After hearing brief summations of what The Duke of Burgundy was about – a sadomasochistic lesbian relationship, I was a bit dubious. I’ve never got into supposed ‘high-brow’ erotic cinema. Maybe I’m just a prude, but I often struggle to separate ‘arty’ sexually explicit films with plain old pornography. I often find them quite shallow and too frequently their only goal seems to be to shock or titillate, which doesn’t interest me (at least not in the context of sitting and watching a film).
However, I adored director Peter Strickland’s previous film, Berberian Sound Studio, and this, his follow up, had been picking up praise all over the place, so I was still very keen to check it out. Thankfully my friends at Artificial Eye were generous enough to send me a Blu-Ray copy to review, so here are my thoughts on the film.
The Duke of Burgundy is set at an unknown time (the 70’s by the looks of things) in an unknown European country and charts a difficult period in the sadomasochistic relationship between two women. Evelyn (Chiara D’Anna) is the younger submissive partner and Cynthia (Sidse Babett Knudsen) plays the older dominant ice-queen of the relationship. Unfortunately, Cynthia isn’t really turned on by the role-play. She only acts the part because she knows how much it excites Evelyn. Because Cynthia isn’t really into the fetish, Evelyn has to write her a script to follow each day, which she does as effectively as she can. Over time it becomes too much to bear though and cracks start to form in the relationship.

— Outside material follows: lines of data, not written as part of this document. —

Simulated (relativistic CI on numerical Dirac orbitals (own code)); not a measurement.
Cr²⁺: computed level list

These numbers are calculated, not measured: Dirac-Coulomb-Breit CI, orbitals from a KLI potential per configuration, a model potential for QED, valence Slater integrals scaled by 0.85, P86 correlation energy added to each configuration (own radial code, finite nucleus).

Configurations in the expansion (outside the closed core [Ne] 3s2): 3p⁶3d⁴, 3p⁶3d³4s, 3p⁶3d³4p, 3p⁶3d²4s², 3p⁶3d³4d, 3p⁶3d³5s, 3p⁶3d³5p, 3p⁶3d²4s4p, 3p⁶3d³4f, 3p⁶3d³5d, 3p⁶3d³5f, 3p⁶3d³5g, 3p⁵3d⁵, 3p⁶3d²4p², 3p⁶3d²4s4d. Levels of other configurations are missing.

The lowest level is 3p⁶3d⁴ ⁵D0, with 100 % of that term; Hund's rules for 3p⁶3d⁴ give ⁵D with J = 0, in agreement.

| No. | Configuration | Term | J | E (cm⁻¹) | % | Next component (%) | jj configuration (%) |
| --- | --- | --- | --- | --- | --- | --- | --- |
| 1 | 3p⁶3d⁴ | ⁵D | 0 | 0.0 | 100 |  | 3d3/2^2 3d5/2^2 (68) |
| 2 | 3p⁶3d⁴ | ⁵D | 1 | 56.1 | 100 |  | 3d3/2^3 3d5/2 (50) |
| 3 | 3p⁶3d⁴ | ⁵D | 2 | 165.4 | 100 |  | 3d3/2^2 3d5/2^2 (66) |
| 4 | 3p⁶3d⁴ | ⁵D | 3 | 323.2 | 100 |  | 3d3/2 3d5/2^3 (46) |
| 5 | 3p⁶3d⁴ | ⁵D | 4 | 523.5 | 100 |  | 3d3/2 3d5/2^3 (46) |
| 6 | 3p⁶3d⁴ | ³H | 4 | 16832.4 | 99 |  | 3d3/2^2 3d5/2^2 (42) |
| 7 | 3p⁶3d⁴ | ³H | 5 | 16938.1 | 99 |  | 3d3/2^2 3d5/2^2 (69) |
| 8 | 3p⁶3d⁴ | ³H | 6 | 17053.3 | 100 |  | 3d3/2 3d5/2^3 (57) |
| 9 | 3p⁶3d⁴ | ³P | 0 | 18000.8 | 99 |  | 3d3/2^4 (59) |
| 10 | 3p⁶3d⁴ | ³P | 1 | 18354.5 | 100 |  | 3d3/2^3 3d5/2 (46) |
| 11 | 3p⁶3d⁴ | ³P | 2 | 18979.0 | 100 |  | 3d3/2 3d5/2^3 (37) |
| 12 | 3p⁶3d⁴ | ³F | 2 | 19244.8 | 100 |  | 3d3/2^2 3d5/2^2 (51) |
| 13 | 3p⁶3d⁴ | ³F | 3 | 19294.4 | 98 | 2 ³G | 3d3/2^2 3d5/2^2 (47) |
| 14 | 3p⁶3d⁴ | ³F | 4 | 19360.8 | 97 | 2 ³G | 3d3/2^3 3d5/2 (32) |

I needn’t have worried about this being another nicely shot porn film, as there’s really nothing graphic here at all (I’m not sure you even see so much as a nipple) and instead the focus is on the characters and their love for each other. There are some effectively sensual scenes and you do see much of their masochistic practises, but the film plays on the repetitive and tedious nature of them rather than their sexuality or barbarity.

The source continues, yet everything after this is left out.